A while back the chattering class got its knickers in a knot about demography. Secularists noted that secularists were not having many babies, while the religious nuts were. The demographic future, it would seem, belonged to the Jesus-freaks. Of course, many of these folks consoled themselves with the hope that the forces of reason and science were secularize the next generation. However, while this story might be an ideological warm blanket for the left, the daunting problems of childlessness remained. Who pays for the social security benefits of all of those folks with point-something children?
Interestingly, the key assumption behind this debate is that religion causes large families. In an interesting article in last summer’s issue of Policy Review, however, Mary Eberstadt offers the reverse story: families, she argues, cause religion. Her prime bit of supporting evidence is the demographic history of western Europe, where she notes that in virtually every cases decreases in family size proceeded declines in religiosity rather than vice versa. In other words, people stopped having kids and then they stopped believing in God, rather than the other way around. According to Eberstadt it is the experience of parenthood itself that drives religiosity (or at least drives a lot of it). She writes:
First, there is the phenomenological fact of what birth itself does to many fathers and just about every mother. That moment — for some, even the first glimpse on a sonogram — is routinely experiences by a great many people as an event transcendental as no other. This hardly means that pregnancy and birth ipso facto convert participants into zealots. But the sequence of events culminating in birth is nearly universally interpreted as a moment of communion with something larger than oneself, larger even than oneself and the infant. It is an elemental bond that is cross-cultural as perhaps not other — a formulation to which most parents on the planet would quickly agree.

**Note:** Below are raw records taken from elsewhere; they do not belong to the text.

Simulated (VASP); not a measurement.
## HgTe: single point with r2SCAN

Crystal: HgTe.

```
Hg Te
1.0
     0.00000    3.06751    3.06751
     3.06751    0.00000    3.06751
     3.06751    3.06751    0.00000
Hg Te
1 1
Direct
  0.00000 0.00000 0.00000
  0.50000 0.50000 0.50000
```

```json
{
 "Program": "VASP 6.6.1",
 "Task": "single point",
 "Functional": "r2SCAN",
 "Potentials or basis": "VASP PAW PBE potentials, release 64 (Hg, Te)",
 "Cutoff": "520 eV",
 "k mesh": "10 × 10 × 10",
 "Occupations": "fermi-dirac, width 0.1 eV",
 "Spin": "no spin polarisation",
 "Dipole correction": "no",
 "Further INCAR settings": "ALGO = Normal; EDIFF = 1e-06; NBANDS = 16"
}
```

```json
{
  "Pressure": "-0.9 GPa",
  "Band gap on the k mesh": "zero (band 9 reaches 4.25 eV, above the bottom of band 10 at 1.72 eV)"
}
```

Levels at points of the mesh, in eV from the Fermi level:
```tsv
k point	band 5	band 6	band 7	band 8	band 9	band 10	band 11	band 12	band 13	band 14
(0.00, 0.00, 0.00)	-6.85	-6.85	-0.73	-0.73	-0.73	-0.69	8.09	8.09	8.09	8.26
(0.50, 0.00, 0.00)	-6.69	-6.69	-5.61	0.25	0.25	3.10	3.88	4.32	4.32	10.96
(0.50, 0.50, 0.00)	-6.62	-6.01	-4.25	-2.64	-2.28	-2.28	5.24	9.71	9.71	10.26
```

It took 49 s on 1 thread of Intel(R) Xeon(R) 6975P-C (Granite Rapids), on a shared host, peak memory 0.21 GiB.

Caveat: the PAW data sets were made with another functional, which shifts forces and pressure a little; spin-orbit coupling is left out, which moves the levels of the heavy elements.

Fine, you say, but to paraphrase the mythical Jewish uncle, “How does this effect the Mormons?” The secularization thesis — much under attack by sociologists of late and fervently defended by Sam Harris et al — sees the decline in religiosity as the pre-ordained result of modernism. Science, wealth, education, and liberal democracy combine to make people less religious and the progress is all one way. Western Europe has gone secular and it isn’t going back. We’re waiting on America. Our global missionary efforts seem to implicitly rest on something like this idea: There is a denominational land grab in the developing world and Mormons need to grab as much of the religious market share as possible before prosperity and secularization set in and the converts dry up
If Eberstadt is correct, however, then modernity isn’t driving religious decline; family size is driving religious decline. (Note, this is how she explains the religiosity of America, a manifestly modern country. Americans, for whatever reason, have larger families and this causes American religiosity.) Now it may be that modernism drives family size down which drives religion out, but Eberstadt thinks not. She writes, “[T]here is nothing fixed or inevitable about today’s low birth rates or (bearing in mind that fertility is just one of several measures for the vitality of the family) low marriage rates or, for that matter, notions about the desirability of the natural family itself — in Europe or anywhere else.” Indeed, if the decline in family size really does lead to demographically driven fiscal collapse, to say nothing of the negative effects of everything from single motherhood to childless old age, then there may be a feed back loop in favor of families.
Consider the example of smoking and how many decades it took to change the global consensus from benign encouragement to widespread opprobrium. That example is a powerful confirmation of the truth that social norms do change in unexpected ways. All kinds of things might affect any individual’s calculation about whether to marry or any couple’s calculation about whether another child or two might be desirable — from sublime considerations like what that might add to their extended family’s happiness to prosaic factors like how many children can fit legally into most cars.
Ironically, if the prophets are right about the dire effects of the decline of the family, that fact itself may be good news for families. After all, people learn, adapt, and change. Who knows, maybe policy and social problems will drive an increase in family size in western Europe, and missionaries will once more find more converts on the edges of Benbow Pond than they can cope with.